Anders Blomdell wrote:
> Jan Kiszka wrote:
>> Anders Blomdell wrote:
>>
>>> Jan Kiszka wrote:
>>>
>>>> ...and may also add further latencies with the system has to speed up
>>>> again. Anyway, there might be use-cases where power consumption is -
>>>> besides latency - also an important issue. I'm just thinking of our
>>>> smaller mobile robots where the power demand of the drives and the
>>>> controller are not that far apart as on the larger platforms.
>>>>
>>>> What about other time sources on x86? Which systems already have HPET
>>>> these days, and does this source not suffer from frequency scaling? I
>>>> once read that HPET is quite easy to program, is this true? IOW, would
>>>> it be worth considering to add this to the HAL?
>>>
>>> If it an computer with ACPI (which is very likely), one could use the PM
>>> Timer (3.579545 MHz) as the base system clock, and sync with TSC at
>>> every clockscaling and power events (the reason for that is that PM
>>> Timer reads  are quite slow (around 1 microsecond on the hardwares I
>>> have tested), so most timer stuff should go via TSC).
>>>
>>> The advantage with this is that the system will keep accurate time even
>>> in the low power modes (when TSC is turned off). I have done a crude
>>> implementation of this on KURT (http://www.ittc.ku.edu/kurt/), and it is
>>> a workable solution
>>
>>
>> Oh, KURT still exists? Appeared a bit unmaintained to me last time I
>> checked.
> Maintained, but results are unfortunately not propagated to their
> homepage. We are currently running a 2.6.12 version, which is (for our
> purposes) essentially is Ingo Molnars patches + microsecond timer
> resolution.

But I guess you are then running a quite old version of the
RT-patch-set. Or is there still anything in the utime-patches (besides
your PM-add-on) that the hrtimer does not provide? Cannot imagine
because Thomas (Gleixner) was so deeply involved in KURT that he will
likely have extracted all relevant features for his hrtimers.

> 
>>> There are also good research/development oppurtunities in:
>>>
>>>  1. scheduling ACPI wakeup from those low-power modes in such good
>>>     time that all realtime requirements are met :-)
>>>  2. scheduling of clockscaling changes to make minimum impact
>>>     on realtime tasks
>>>
>>> (For ACPI, see http://www.acpi.info/DOWNLOADS/ACPIspec30a.pdf)
>>>
>>
>>
>> Hmm, though likely feasible, this sounds like it requires some effort,
>> especially the infrastructure to access ACPI directly (I guess we would
>> still have to switch it off for Linux, wouldn't we?) and to set up the
>> power event hooks. 
> Or present our own virtual ACPI controller to Linux, and enforce our
> timing constraints while trying to keep power as low as Linux want us to.

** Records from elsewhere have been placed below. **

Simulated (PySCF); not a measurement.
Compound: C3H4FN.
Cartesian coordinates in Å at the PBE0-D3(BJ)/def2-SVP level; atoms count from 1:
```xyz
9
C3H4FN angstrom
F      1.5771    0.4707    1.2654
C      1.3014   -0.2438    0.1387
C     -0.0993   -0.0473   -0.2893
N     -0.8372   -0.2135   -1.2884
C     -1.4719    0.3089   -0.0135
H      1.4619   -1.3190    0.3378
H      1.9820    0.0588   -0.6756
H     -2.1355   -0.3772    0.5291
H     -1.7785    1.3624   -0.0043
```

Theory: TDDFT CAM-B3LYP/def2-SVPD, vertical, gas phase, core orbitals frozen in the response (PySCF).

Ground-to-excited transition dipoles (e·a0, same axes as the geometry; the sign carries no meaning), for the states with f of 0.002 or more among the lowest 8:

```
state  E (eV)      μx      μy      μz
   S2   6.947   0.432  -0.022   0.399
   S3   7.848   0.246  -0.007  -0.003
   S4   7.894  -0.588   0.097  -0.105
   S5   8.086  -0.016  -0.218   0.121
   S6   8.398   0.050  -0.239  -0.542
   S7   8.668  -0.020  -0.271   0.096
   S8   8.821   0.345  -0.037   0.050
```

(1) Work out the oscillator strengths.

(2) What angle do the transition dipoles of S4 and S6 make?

Hmm, sounds again like a lot of work - but it's attractive because it
would be clean. ;)

> 
>> How much code was involved in your KURT add-on? Can
>> you extract it as a patch to asses the required work? I'm not planing to
>> work on this, but if it is not too complicated, someone may once pick it
>> up and integrate it in Xenomai.
> I guess this is approximately the patch (which always reads the PM
> Timer, which is not good for performance). It also does nothing to
> prevent Linux from doing Power management, the only thing it does, is to
> keep wall time and computer time in sync.

Ah, these patches do not look that complicated. If I find some time to
study them, I may come up with further questions.